Tony Pulis has a mountain to climb – and for once the phrase does not refer to the Stoke City manager's prospects of winning at Chelsea in today's FA Cup quarter-final, or his chances of convincing a London crowd his side are more than simply muscular hackers.
For on FA Cup final day, 15 May, Pulis is due to fly to Tanzania, where he will lead a team on a five-day trek up Africa's highest peak, Mount Kilimanjaro, in aid of Potteries-based charity The Donna Louise Trust, which raises money for a hospice for terminally ill children.

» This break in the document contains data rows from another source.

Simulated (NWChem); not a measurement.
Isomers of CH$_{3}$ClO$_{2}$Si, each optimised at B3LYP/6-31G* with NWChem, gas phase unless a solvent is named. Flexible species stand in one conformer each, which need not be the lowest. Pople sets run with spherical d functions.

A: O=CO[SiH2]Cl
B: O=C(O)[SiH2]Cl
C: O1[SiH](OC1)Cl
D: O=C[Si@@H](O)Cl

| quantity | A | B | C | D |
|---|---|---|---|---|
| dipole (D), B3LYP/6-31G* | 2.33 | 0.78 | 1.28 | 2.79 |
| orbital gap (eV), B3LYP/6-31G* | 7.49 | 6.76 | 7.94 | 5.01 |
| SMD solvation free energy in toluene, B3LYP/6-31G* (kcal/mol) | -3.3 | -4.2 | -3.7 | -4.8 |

When he agreed to take part, having raised £40,000 by running the London Marathon in four hours, Pulis did not anticipate the possibility of Stoke reaching Wembley. "I'll be on that plane whatever happens," the Welshman said. "It's a great cause and how can I say no? How can a lucky lad like me, who's been so privileged, say no to making money for sick kiddies?
"If I have to miss the final, I will. If the Spice Girls can do it, I've got to do it. And if we've won the Cup, I'll probably drink my way up the mountain and all the way back down."
Publicising the event has provided a respite from the Ryan Shawcross controversy for Pulis after the Stoke player's leg-breaking challenge on Arsenal's Aaron Ramsey. Shawcross is suspended, but Stoke, 22-1 outsiders to win the trophy, aim to exploit the defensive frailty the holders and favourites Chelsea showed in the 4-2 home loss to Manchester City.
Chelsea have won their three League meetings but required stoppage-time winners in the last two. Pulis insists that Stoke are playing "some decent stuff and scoring some fantastic goals", although he remains defiant about the importance of denying "the big teams" space to play.